Whenever a football match takes place, whether it's between Inter Milan and Manchester United or Accrington Stanley and Luton Town, a police presence is necessary to control any planned or spontaneous violence which may erupt between rival fans. Why? Because football unfortunately breeds hooliganism, and ever since the term was created by the media in the mid-1960s, it has escalated into a well-recognized ignominy of the "beautiful game."

As South Africa makes its final preparations this week for one of its grandest and most significant occasions, I wonder which fans of the 32 countries participating are most likely to slur another country's name? Why do some "adults" insist on wreaking violence, intimidation and havoc in order to "defend their territory?" And will South Africa be able to cope in preventing the almost inevitable from occurring?

Even though, for example, Russia is infamous for its regular battles between opposing fans, it is perhaps England, the inventors of football, who are personified as the worse perpetrators of a crime which has yet to have any established legal definitions. Is this representation of English football fans justified?

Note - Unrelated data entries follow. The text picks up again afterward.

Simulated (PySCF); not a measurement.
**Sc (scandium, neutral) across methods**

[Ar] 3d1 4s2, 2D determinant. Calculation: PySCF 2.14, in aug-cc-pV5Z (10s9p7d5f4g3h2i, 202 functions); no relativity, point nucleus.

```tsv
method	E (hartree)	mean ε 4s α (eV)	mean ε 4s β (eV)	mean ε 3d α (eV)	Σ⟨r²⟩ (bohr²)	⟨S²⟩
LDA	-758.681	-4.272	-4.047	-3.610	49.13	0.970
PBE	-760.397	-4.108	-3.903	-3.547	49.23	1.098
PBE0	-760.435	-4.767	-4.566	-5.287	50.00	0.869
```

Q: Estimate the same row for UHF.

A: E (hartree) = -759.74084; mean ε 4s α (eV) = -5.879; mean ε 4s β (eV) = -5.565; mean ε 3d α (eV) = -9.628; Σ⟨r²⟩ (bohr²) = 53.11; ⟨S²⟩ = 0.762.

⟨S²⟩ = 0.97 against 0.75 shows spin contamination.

David John's eyes sparkle as he talks about his five-year stretch of being a "frontrunner" for English football hooliganism for his team Manchester City. The 52-year-old from Gorton, a working-class Manchester suburb, excitedly recalled story after story of violence, degradation and hostility toward anyone who dared not to wear a blue scarf on match day with such passion and animation that he almost fell off his sun lounger in his six-bedroom villa in the South of Spain. His most beloved story, which left him speaking without taking breaths and drool spilling from the corners of his mouth, is one about the "day we battered the 'Scousers.'" This sordid day involved John and his fellow frenziedly-devoted Manchester City fans pouring a week-old bucket of fermented urine and feces onto a group of Liverpool supporters. Another favorable recollection that John was particularly proud to share was the day they kidnapped "the Cockney." The poor, bespectacled kid from London was thumbing his way back to the South of England, unaware that the rest of his day would transform into hell when a van full of Manchester City fans traveling to London offered to give him a lift. The City hooligans entertained themselves by inflicting verbal and physical abuse for six solid hours. It ended with the youngster "weeing himself" in terror before his captures finally released him.

"Do you ever feel any remorse?" I asked. John's excited tone and eagerness to share his stories gave away the answer. "Never," John confirmed. "On match day, they are the enemy."